Facebook has revealed that it has some 83 million fake accounts on its site, almost 10 per cent of its user base, in a new filing with the Securities and Exchange Commission (SEC).
The 10-Q filing reveals that the firm is aware of a large portion of accounts plaguing the site that shouldn't be there, with 4.8 per cent of users owning "duplicate accounts", which is not allowed under the terms and conditions of the service.
Beyond that, there are around 2.4 per cent of "user-misclassified accounts", where users have created "personal profiles for a business, organisation, or non-human entity such as a pet", which are meant to be hosted under its Pages section.
Lastly, some 1.5 per cent of users, around 10 million accounts, are "undesirable", which refers to user profiles that "are intended to be used for purposes that violate our terms of service, such as spamming", the firm explains in the filing.
Adding these percentages up and applying them to the last reported user base of 901 million means there are around 83 million fake accounts in total on the site.

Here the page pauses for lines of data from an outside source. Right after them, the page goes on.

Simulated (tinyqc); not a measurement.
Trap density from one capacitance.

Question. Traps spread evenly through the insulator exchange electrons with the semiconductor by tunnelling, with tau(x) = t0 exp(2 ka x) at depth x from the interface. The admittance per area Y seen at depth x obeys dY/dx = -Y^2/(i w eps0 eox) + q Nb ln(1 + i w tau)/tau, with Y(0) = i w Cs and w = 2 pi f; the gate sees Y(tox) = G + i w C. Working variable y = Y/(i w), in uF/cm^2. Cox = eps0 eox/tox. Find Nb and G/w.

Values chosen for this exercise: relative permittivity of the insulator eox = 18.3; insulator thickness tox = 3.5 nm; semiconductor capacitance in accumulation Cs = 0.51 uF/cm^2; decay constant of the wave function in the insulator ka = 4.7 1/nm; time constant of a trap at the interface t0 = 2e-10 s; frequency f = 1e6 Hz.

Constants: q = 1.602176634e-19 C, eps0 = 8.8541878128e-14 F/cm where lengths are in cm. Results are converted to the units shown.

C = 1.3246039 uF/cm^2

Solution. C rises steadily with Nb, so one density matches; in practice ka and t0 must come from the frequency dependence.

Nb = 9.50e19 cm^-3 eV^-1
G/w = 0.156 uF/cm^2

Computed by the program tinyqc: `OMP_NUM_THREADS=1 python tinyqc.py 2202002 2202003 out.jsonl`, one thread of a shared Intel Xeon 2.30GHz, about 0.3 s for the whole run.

The revelations are yet more bad news for the firm, as it attempts to improve advertising revenues and grow its share price after a disappointing flotation on the stock market in May.
The report comes a week after the firm posted its first public earnings, which revealed a loss of $157m for the quarter, sending its share price plummeting by almost 10 per cent to its lowest price since it hit the market in May.
The firm's share price is now teetering on the edge of the $20 mark, almost half its flotation value of $38.